Interest‑rate side of the condition was met (no ~150 bps of cuts)
• At the start of 2024, the federal funds target range was 5.25%–5.50%. It stayed there until September 18, 2024, when the Fed cut by 50 bps to 4.75%–5.00%, then cut by 25 bps in November to 4.50%–4.75%, and again by 25 bps in December to 4.25%–4.50%. That’s 100 basis points of easing in 2024, not the roughly 150 bps Sacks cited as the market’s expectation. (investinglive.com)
→ So the antecedent of his conditional (“if rates don’t come down as expected (~150 bps) in 2024”) did occur.

Commercial real‑estate sponsors did see broad distress
• By year‑end 2024, CMBS data show office and multifamily borrowers under significant strain: Trepp reports the overall CMBS delinquency rate at 6.57%, with office delinquency at a record 11.01% in December 2024 and more than $2 billion of office loans becoming newly delinquent that month alone. (trepp.com)
• KBRA finds office delinquencies in its CMBS universe more than doubled year‑over‑year to 10.76%, with an office “distress rate” (delinquent + specially serviced) near 15% by December 2024, and $2.5 billion of loans added to distress that month, over half due to actual or imminent maturity default. (businesswire.com)
• The Financial Stability Board likewise noted that, as of September 2024, distress was “evident in multiple segments” of the CMBS market, with office and retail segments showing the highest distress rates. (ft.com)
→ This supports the idea that a large number of commercial real‑estate sponsors were indeed “in trouble” by late 2024.

But a large number of regional banks did not end up in serious distress in 2024
• FDIC data show only two U.S. bank failures in all of 2024: Republic First Bank (Philadelphia, ~$6B in assets) on April 26, and First National Bank of Lindsay (Oklahoma, ~$108M in assets) on October 18. (fdic.gov)
– The First National Bank of Lindsay was closed after regulators found “false and deceptive bank records” and suspected fraud that depleted its capital—i.e., primarily a fraud/management issue, not a CRE‑rate shock story. (occ.treas.gov)
– Republic First’s failure was tied to longer‑running profitability, funding, and interest‑rate pressures; news coverage frames it as one more isolated smaller‑lender failure, not part of a broad wave of regional bank collapses. (forbes.com) • The FDIC’s Q3 2024 update reported 68 “problem banks” on its list—up, but still a historically moderate share of the thousands of U.S. banks. The same report emphasized that the sector’s capital and overall resilience remained solid, even as non‑performing CRE loans rose to their highest level since 2013. (reuters.com)

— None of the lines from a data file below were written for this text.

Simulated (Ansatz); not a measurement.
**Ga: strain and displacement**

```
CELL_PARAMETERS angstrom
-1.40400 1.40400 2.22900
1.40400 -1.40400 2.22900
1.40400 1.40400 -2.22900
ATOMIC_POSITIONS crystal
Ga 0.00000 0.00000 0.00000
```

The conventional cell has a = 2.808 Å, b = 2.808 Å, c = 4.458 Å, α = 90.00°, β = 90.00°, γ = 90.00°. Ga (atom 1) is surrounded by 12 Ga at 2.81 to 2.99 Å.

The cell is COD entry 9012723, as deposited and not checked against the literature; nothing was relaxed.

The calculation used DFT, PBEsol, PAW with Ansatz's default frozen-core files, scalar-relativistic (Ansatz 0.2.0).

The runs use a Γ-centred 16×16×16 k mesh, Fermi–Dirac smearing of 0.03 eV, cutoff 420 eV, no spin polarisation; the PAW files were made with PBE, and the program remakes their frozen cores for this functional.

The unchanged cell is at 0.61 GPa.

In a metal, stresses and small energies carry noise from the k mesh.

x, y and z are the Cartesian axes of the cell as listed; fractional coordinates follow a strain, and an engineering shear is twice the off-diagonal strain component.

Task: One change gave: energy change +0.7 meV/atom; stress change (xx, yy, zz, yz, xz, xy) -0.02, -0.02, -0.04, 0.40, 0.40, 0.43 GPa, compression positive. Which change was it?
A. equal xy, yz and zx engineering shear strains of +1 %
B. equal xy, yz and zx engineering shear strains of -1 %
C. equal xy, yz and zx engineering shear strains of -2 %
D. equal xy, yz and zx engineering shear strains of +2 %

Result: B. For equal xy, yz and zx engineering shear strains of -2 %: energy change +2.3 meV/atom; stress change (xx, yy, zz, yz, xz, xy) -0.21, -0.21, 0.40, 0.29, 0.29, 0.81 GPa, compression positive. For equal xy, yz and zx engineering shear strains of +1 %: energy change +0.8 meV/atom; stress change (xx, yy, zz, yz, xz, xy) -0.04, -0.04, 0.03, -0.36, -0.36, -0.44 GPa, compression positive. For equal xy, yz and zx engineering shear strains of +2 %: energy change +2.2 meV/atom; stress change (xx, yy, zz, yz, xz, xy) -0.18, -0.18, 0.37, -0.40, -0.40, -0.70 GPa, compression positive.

• S&P Global Market Intelligence’s 2024 CRE outlook described banks as “feeling stress but weathering the storm.” Its analysis of roughly $950 billion of CRE mortgages maturing in 2024 concluded that while banks with heavy CRE exposure would “feel some pain,” it was not expected to trigger large‑scale deleveraging or threaten overall financial stability. (press.spglobal.com)
• Credit‑rating agencies did flag and downgrade several CRE‑heavy regionals (e.g., Moody’s putting at least six regional banks on review, and S&P revising outlooks to negative for five others), citing ongoing asset‑quality and profitability pressure from CRE. But these are dozens of institutions out of a large regional‑bank universe, and the typical language is about elevated risk and earnings pressure rather than imminent failure or wholesale restructurings. (investmentnews.com)
• Trade and industry pieces near year‑end 2024 characterize regional banks as under “pressure” and increasingly modifying CRE loans, but they frame problems as building into 2025 (with a big 2025–26 maturity wall) rather than a 2024 wave of bank distress. (credaily.com)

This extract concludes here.